Shead, the eight-year veteran of all spots in Seattle’s secondary who is beginning his second stint with the Seahawks, was Blair’s traffic cop. He positioned the rookie immediately before snaps, sometimes up closer to the line and other times dropping him off deeper into the secondary depending on the array of opposing receivers.
“Yeah, some plays he would go down to strong. Some plays I would. Some plays I would play free,” Blair said.
“I’m comfortable,” he added, shrugging. “I did it at Utah.”
Indeed, Carroll, Schneider and the scout who assessed him most for the Seahawks, Tyler Ramsey, remarked in April how Blair was versatile in Utah’s defense.
Yet Carroll said he noticed of Blair in his multiple roles in his debut: “He was scrambling a little bit.”
But scrambling didn’t mean lost. It was noticeable how Seahawks coaches gave Blair so much in his first game. It strong suggests they have multiple plans to use him around the field in their defense this season, to maximize his speed and hitting.
Blair had two sure tackles in the first half. The first was in the open field immediately after a catch in the flat. The second was behind the line of scrimmage on a safety blitz against an inside run by the Broncos.
That’s why Seattle drafted him in the second round.
Seattle defensive coordinator Ken Norton Jr. was creative with Blair in his first game, to keep him playing fast and in open fields.
Norton blitzed Blair and his fellow safeties up the middle at least four times. The last time, in the fourth quarter, Akeem King hit Lock’s arm as he tried to throw. Veteran cornerback Jamar Taylor continued his strong training camp with an interception off King’s hit.
Seattle needs creativity and options for pass rushing beyond its iffy and currently depleted front four this season. Blitzing from the back as effectively as the Seahawks did Thursday sure would help.
“I thought Kenny called a really nice game for the opener, to give our guys a chance,” Carroll said. “We want to see our guys and see who the blitzers are. We’re trying to figure that out.
“So, he gave them a lot of shots. And it was good.”
Blitzing helps keep Blair running and away from bigger opponents who can block or physically control him. The 6-foot-1 safety is below 200 pounds, he’s listed at 196. He is the lightest of the nine safeties on the Seahawks’ preseason roster. He’s 20 pounds lighter than Hill.
Blair is 36 pounds lighter than Kam Chancellor, the standard bearer for all Seahawks strong safeties and the last one Seattle had renowned for his vicious hitting. Chancellor had the job and was perhaps the best in the league at it until a neck injury during the 2017 season forced him to retire.
Blair relies on his speed, instincts and decisiveness to make his hits and tackles.
At times Thursday, he was over-reliant on his speed. He had the usual mishaps for rookies in their first NFL game: he was too amped up.

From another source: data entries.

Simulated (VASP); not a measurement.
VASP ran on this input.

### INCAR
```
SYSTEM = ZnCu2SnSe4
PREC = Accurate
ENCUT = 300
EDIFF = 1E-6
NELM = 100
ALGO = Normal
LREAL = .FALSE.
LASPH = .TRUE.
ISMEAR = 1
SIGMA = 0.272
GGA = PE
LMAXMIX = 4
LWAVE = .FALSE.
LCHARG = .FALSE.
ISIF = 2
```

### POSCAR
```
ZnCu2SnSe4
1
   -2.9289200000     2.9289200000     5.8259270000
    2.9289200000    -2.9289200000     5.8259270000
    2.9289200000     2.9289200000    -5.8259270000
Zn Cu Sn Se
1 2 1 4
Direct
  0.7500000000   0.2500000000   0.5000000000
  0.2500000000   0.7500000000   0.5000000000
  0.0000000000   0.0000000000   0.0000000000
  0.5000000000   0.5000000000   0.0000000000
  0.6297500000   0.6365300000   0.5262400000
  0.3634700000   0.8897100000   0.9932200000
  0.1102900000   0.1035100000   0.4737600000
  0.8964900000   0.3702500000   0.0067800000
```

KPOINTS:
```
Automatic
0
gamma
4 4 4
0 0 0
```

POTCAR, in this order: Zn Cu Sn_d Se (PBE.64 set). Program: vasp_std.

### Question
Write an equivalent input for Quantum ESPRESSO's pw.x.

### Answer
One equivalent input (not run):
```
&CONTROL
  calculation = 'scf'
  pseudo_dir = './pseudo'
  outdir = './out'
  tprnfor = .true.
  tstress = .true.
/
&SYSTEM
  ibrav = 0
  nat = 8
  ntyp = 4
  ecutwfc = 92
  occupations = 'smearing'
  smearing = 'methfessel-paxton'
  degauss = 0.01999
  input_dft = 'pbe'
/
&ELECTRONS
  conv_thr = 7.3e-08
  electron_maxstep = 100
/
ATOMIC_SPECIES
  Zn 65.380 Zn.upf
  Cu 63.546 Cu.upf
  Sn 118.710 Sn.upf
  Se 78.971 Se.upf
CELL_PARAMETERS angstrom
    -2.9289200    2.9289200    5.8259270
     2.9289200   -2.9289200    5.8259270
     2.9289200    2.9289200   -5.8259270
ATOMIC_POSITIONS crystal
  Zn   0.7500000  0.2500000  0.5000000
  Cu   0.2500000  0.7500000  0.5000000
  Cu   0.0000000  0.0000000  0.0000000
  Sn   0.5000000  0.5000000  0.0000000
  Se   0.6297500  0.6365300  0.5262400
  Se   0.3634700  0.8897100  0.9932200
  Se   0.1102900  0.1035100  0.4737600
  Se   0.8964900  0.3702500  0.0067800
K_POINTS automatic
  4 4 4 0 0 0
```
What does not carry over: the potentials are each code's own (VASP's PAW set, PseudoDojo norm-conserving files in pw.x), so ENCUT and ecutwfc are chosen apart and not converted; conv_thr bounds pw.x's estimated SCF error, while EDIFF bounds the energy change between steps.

On one play in the second quarter, Blair raced in free on the quarterback, over eager on what wasn’t one of Norton’s called blitzes. The Broncos noted that, then took advantage of Blair’s aggressiveness at the line of scrimmage later in the period to set up their second field goal. Before a snap, Shead moved his rookie safety partner up to the line of scrimmage opposite Broncos slot wide receiver Nick Williams. Williams went in motion toward the quarterback at the snap. Blair followed Williams. The receiver then crashed down on defensive end Rasheem Green as if he was pass blocking.
Blair got fooled by Williams’ ruse. The rookie, thinking he was free of pass-coverage responsibility with Williams apparently blocking, again raced in free on Denver rookie quarterback Drew Lock. Lock waited for Williams to break off the would-be block and run into the flat—into the space the freelancing Blair should have been. Williams caught Lock’s simple flick of a pass over Blair’s head and ran 24 yards to set up Brandon McManus’ second field goal of the half. It was Denver’s longest pass play of the half.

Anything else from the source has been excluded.